Today I was planning to review another sector of the high-yield, closed-end fund universe. The article would have been a followup to the recent Limited Term Closed-End Funds article published a few weeks ago. However, when I opened up my return tracking database, I was struck by the consistent and attractive returns provided by most high-yield CEFs over the last year. The number of under-performing funds was a very small percentage of the total, so I thought I would highlight the group of underachievers.

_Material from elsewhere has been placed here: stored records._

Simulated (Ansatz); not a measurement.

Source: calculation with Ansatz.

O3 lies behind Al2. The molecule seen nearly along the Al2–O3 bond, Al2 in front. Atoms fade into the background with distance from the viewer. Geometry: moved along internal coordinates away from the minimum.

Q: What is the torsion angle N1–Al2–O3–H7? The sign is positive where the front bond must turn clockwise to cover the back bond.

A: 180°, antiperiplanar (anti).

I have put together a database of high-yield, closed-end funds. My criteria were a distribution yield of 6% or greater and at least $250 million of assets. There is some flexibility in the criteria to include interesting funds not quite up to the standards. The list consists of 102 CEFs which I have divided into 12 sub-sectors.
I use spreadsheets to determine fund returns for the various time periods. The returns are calculated from the Yahoo Finance adjusted share prices and from the day I open up the spreadsheet. For example, today -- August 9 -- the one year returns were calculated since August 10, 2011. Individual fund data pulled from CEFConnect.com.
Underachievers List and Discussion
Duff & Phelps Global Utility Income Fund Inc (DPG) provided a total return of 3.1% over the last year, about 4% below the fund's dividend yield. The other four funds in the Utilities category produced returns from 18.5% to 44%. DPG currently trades at a 2% premium to NAV.
Western Asset/Claymore Inflation-Linked Opportunities & Income Fund (WIW) and Western Asset/Claymore Inflation-Linked Securities & Income Fund (WIA) have under-performed in the Investment Grade Bonds category. The two funds posted one-year returns of 6.6% and 4.1% respectively compared 14% to 22% returns for the other funds in the category. The lower performance is probably due to the investment objectives of these two funds in relation to the bond market conditions for the last year. Both funds are trading at a 10% discount to NAV.
Dreyfus High Yield Strategies Fund (DHF) Returns for high-yield bond CEF's sizzled over the last year, with the rest of the funds in the category producing returns of 26% to 38%. The 16.4% one-year return plus the 19% premium to NAV share price put this Dreyfus fund in the underachiever camp.
Alpine Total Dynamic Dividend Fund (AOD): total return: +2.8% and Nuveen Global Value Opportunities Fund (JGV) loss of 5.6%. These Foreign Equity funds were at the bottom of the pack of the worst overall CEF sector. The other eight funds in the sector posted returns from 11% to 23%. JGV was one of just three funds open for a full year with a negative return.
Blackrock Resources & Commodities Strategy Trust (BCX) posted a total return of 0.34% over the last year, with the 10% dividend rate just covering the 9% share price drop. The Gabelli Global Gold, Natural Resources & Income Trust (GGN) put up a negative 5.3% total return for the last year in spite of a 12% distribution yield. These two Equity Sector specific CEF's were at the bottom of the largest category - Equity Sector - of funds where 14 of the 24 funds put up gains of 14% to 51% for the year. The remaining funds in the group produced returns in the high single to low double-digit range.
ING Risk Managed Natural Resources Fund (IRR) is listed in the Covered Call Equity category, but the fund has performed more in line with the natural resources focused funds listed above. IRR is down 5.2% for the last year. This fund proves the point that a covered call strategy is not enough to overcome a down market. IRR has one of the highest dividend yields on the list at a 12% distribution rate. The fund currently trades at a 6% discount to NAV.
The point of this list of doghouse closed-end funds is that when the majority of investments in a class are doing well, not many things feel worse than owning a laggard. The median return for high-yield CEFs was 20% for the last year. Investors who own the funds discussed here may not be aware that their investments severely under-performed their peers and some re-evaluation of the investment potential of certain funds could be a good idea.
Some investors may look for under-performers to revert to the mean. I think that funds which don't make money in the good years are going to have even more trouble when things get tougher. Of course, sector specific funds are dependent on sector results. Which is another reason to stick with broad-based funds if you are trying to pull some nice yields and a portion of capital gains out of your closed-end fund investments.